Monroe Tavern, Lexington, Massachusetts.
He was executed in December and behaved with great propriety and sobriety. He showed neither cant, levity, nor bravado. He prayed silently just before his death, professed penitence, and went to the gallows with composure. He arranged his dress and hair carefully before a glass, showed a kind disposition to all, and finally gave the signal himself for the drop. A tall and handsome scamp, with piercing blue eyes and fine complexion, his marked intelligence and sweetness of expression made him most attractive. His frame was perfect in symmetry, and he was wonderful in his strength and endurance—truly an ideal highwayman; it must have been a pleasure to meet him.
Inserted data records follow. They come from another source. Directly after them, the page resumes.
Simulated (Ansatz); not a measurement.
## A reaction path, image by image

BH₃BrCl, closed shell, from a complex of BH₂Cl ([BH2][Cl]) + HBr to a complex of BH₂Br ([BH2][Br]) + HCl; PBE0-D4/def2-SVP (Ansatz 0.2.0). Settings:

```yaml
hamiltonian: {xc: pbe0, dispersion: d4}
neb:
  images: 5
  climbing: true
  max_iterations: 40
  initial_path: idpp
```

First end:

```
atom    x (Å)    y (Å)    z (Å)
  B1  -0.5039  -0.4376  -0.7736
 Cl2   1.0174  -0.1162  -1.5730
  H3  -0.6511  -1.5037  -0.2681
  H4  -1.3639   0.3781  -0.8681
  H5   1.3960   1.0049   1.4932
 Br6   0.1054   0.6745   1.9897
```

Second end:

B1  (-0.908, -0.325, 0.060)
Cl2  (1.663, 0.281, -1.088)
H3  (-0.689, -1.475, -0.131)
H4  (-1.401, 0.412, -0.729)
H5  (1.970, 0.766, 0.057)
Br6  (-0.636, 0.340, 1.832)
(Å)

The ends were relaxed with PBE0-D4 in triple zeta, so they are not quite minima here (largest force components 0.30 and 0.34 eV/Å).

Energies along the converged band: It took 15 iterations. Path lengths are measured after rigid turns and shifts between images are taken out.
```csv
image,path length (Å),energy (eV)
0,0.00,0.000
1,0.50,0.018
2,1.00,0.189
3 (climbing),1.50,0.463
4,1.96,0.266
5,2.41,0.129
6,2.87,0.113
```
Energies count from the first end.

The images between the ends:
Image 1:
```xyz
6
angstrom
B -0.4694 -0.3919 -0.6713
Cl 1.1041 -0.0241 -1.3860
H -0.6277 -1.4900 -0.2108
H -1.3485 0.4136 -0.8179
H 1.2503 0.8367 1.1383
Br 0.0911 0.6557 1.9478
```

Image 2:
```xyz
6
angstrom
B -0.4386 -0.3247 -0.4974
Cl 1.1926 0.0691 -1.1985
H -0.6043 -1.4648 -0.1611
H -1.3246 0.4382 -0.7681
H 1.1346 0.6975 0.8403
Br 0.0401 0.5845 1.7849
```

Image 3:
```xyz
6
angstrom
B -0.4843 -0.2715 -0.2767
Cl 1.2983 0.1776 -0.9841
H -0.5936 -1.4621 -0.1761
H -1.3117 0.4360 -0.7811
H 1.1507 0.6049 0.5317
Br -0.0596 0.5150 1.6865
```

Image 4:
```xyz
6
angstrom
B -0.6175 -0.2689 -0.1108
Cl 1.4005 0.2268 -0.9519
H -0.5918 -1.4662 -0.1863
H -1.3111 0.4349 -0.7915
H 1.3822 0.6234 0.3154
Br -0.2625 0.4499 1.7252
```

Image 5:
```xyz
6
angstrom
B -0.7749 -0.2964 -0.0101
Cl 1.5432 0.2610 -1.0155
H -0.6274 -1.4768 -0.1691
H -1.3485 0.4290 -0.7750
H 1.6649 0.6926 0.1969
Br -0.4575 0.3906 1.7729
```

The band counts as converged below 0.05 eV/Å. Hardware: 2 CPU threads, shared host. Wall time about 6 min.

Thus it is very evident that neither highway robbery nor highwaymen thrived in America. They mended their ways very promptly—and apparently they wanted to. A very striking example of this is in the American career of Captain Thunderbolt, the friend and teacher of Mike Martin. When he set foot on American soil, he tamely abandoned all his old picturesque wicked ways. He settled first in Dummerston, Vermont, where he taught school and passed his leisure hours in seclusion and study. He then set up as a physician, in Newfane, Vermont, calling himself Dr. Wilson, and he moved from thence to Brattleboro, where his house stood on the present site of the railroad station. He married the daughter of a prominent Brattleboro farmer, but was too stern and reserved to prove a good American husband. He lived to be about sixty-five years old, and had a good and lucrative professional practice.
I know two authentic cases of highway robbery of stage-coaches in New England; one was from the driver, of a large sum of money which had been entrusted to him. It was his wife who stole it. She was not prosecuted, for she returned the money, and it was believed she would not have taken it from any one else. The other theft was that of a bonnet. Just as a stage was to start off from a tavern door, a woman jumped on the step, seized the bonnet of a woman passenger, tore it from her head, and made off with it before the outraged traveller’s shrieks could reach the driver and stop the coach; and—as the chronicler solemnly recounted to me—the robber was never heard of more. These two highwaywomen have the honors of the road.
It may be deemed somewhat grandiloquent to term to-day this theft of a bonnet “highway robbery”; but I can assure you a fine bonnet was a most respected belonging in olden times, and if of real Dunstable or fine Leghorn straw and trimmed with real ostrich plumes it might be also a costly belonging, and to steal it was no light matter—indeed it was a hanging matter. For in Boston, when John Hancock was governor, a woman was hanged for snatching a bonnet from another’s head and running off with it.